Public can comment on CIB’s comp plan for the bays


The sun sets over southern Delaware’s inland bays.

Coastal Point • File Photo

The public is welcome to suggest actions for the Delaware Center for Inland Bays (CIB) to pursue in improving the local bays, as the CIB is currently updating its Comprehensive Conservation & Management Plan (CCMP), which is a roadmap for the CIB and their partners to improve the bays and surrounding watershed.

“What goes into the CCMP should be our focus for the next five years,” said Watershed Coordinator Michelle Schmidt. “If it’s in our CCMP, it’s our greenlight.”

But the to-do list is long, Schmidt explained at a public forum July 23 in Millsboro.

“Our two main issues that the bays face is nutrient pollution and habitat loss. … The watershed has been developing at a very rapid pace, and it’s driven by population growth. The population has doubled between 1990 and 2010,” Schmidt said.

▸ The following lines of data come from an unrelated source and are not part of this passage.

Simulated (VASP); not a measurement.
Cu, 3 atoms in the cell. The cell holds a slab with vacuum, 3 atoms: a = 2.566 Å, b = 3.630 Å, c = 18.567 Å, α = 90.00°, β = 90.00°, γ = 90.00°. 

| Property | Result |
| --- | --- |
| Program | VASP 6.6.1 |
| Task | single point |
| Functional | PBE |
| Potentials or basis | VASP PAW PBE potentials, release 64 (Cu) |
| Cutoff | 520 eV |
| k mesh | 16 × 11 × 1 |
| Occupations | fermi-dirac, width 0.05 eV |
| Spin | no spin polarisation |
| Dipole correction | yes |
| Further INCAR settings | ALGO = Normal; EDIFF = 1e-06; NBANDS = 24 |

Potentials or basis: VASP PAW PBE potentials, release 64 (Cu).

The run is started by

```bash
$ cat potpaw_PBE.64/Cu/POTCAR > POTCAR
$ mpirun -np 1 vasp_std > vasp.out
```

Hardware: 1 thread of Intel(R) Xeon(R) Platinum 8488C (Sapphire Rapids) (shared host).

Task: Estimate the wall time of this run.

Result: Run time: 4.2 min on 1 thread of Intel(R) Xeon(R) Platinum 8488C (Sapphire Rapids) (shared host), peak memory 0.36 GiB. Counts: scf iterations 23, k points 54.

“We used to have a lot of forest and a lot of farmland, and a lot of that’s changing rapidly to developed landscape,” she continued. “What that means, ultimately, is we have more roads, more roofs, parking lots… and so now impervious surfaces now cover more than 10 percent of our watershed,” which is a tipping point in ecologically sensitive areas, she said.

Delaware’s inland bays (the Little Assawoman, Indian River and Rehoboth bays) only average about 3 to 8 feet in depth, which makes nutrient-loading a challenge in the 32 square miles of water.

Some topics in the plan include living with a changing climate; clean waters; healthy agricultural landscapes; developed landscapes; ecosystems and habitat restoration; and outreach/education.

Schmidt emphasized the importance of working with stakeholders around the entire 320-square-mile watershed, such as agriculture.

“Agriculture is, in my opinion, something that it’s been around in Sussex County for a long time. It’s part of our heritage … and it’s important for a lot of people for their income,” so the CIB would support best management practices, such as buffers and cover crops, Schmidt said.

Goals range from flood research and natural shorelines to wastewater reductions and clean energy.

Some attending the July 23 forum emphasized the need for action. Others emphasized the need for better public education and for partnerships with the many private waterfront communities.

Some encouraged the CIB to invest in innovative technology. They also asked questions of CIB staff — regarding well water, shellfish aquaculture, permit reviews, projects in their own neighborhoods and funding for programs.

The original CCMP was written in 1995, and it was last updated in 2012. Now, the goal is to write addendums every five years.

This summer, after collecting public comments, the CIB will present a draft to their many partners, including Sussex County government, state agencies and the University of Delaware. They will then negotiate with the agencies to garner support for and commitment to the goals.

The 2018 addendum will be finalized this winter. Although the CCMP always informs the CIB’s yearly goals, Schmidt will also lead a new Implementation Team to help ensure a plan, progress and funding.

“We really have accomplished a lot from our 2012 addendum. … In our updated addendum, we will have a good visual of what was accomplished, and also what wasn’t, or what was ongoing,” Schmidt said.

“If [people] love the environment and the coast, this is really a blueprint to restore the coast” in the middle of an economy based heavily on water, said CIB Director Chris Bason. “We’re on a path to restore the inland bays.”

Public comments are encouraged by the end of August. Contact Michelle Schmidt at mschmidt@inlandbays.org or (302) 226-8105, ext. 107.

The CIB is a non-profit National Estuary Program established in 1994 that works to preserve, protect and restore Delaware’s Inland Bays and the watershed around them.